I read this vintage novel of mystery and suspense on my kindle – so was unable to enjoy the wonderful vintage cover art pictured. Edgar Wallace is a name I have always been aware of, associating him with mystery and murder stories, but I really can’t remember if I have read him before. I seem to remember my parents having a tatty old paperback by Edgar Wallace knocking around the house when I was a child; I think it might have had a fairly lurid cover itself.
This novel really does have it all for lovers of vintage mystery – a truly evil villain of extreme wealth, a locked room murder, a thoroughly decent, sensible young Scotland Yard investigator, a Dartmoor prison break, and a feisty brave young woman.
John Lexman is a successful writer of detective fiction, newly married to the beautiful Grace, they live in a small cottage out in the country. Unknown to Grace John’s slight money worries have led him to borrow money from a money lender, a man introduced to Lexman by new friend Remington Kara, an enormously wealthy Greek Albanian. Grace Lexman has reason to fear Kara, she knows he is an evil man, and is concerned about the influence he is having on her husband. She is right to be fearful; Lexman is soon locked up in Dartmoor for the murder of the money lender. Grace knows Kara is behind the peculiar events of that strange evening. This however is just the beginning of the story.
“Cut a man’s flesh and it heals.” He said “Whip a man and the memory of it passes, frighten him, fill him with a sense of foreboding and apprehension and let him believe that something dreadful is going to happen either to himself or to someone he loves – better the latter – and you will hurt him beyond forgetfulness. Fear is a tyrant and a despot, more terrible than the rack, more potent than the stake. Fear is many-eyed and sees horrors where normal vision only sees the ridiculous”
Lexman’s friend Scotland Yard investigator T. X Meredith is determined to prove that Kara is responsible for Lexman’s incarceration – just as things look like they are beginning to turn Laxman’s way – he is broken out of Dartmoor prison, and he and his wife disappear from the face of the earth.

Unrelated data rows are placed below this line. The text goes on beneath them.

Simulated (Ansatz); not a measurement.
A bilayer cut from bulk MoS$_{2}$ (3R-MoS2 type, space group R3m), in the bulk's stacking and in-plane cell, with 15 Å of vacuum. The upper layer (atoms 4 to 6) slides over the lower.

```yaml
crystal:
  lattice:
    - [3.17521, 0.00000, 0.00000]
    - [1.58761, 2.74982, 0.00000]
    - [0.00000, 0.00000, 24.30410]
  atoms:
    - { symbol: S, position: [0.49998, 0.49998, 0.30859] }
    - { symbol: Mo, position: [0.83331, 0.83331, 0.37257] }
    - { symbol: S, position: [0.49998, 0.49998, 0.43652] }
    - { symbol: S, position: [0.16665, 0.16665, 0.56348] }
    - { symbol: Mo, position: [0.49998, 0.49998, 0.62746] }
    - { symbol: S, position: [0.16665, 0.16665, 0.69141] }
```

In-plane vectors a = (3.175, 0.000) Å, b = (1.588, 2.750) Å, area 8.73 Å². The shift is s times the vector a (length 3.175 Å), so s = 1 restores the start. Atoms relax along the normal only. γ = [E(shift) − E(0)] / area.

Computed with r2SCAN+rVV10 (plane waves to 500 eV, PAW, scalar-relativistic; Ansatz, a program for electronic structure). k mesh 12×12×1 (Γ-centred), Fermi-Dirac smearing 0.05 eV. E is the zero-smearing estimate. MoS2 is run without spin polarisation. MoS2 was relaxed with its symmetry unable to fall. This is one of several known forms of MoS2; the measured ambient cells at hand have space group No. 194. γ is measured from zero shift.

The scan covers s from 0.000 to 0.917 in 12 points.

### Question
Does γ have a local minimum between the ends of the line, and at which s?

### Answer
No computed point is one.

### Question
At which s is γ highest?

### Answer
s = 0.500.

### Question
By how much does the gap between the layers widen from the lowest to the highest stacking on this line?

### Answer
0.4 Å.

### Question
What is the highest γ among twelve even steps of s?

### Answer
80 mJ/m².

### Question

Two years later, T.X has never given up on Lexman – and is still keeping a close eye on the mysterious Remington Kara, who lives in a fortress like house in London, with a safe like, impenetrable room, bricked up cellars and a telephone that connects directly to Scotland Yard. It is in this secure room of his London home that Remington Kara is found murdered. Lying near to the body are two small twisted candles.
This novel is more of a howdunit than a whodunit – we know Kara is a villain and Lexman a victim. When Kara himself becomes the victim – not only is it fairly satisfactory – but the reader already has a fairly shrewd idea of who the murderer may be – but how it was accomplished is the real mystery. We also need to wait until the end of the novel to find out what really happened to John and Grace Lexman after John was broken out of Dartmoor by monoplane.
This was a great little mystery from the early twentieth centuary. I suppose it is very much of its time, the villain is a foreigner, the women beautiful and good. Still the suspense is spot on, the plot intricate enough to satisfy without being too confusing. I have discovered many Wallace mysteries are available free as ebooks so I am sure I will be reading more of them in the future.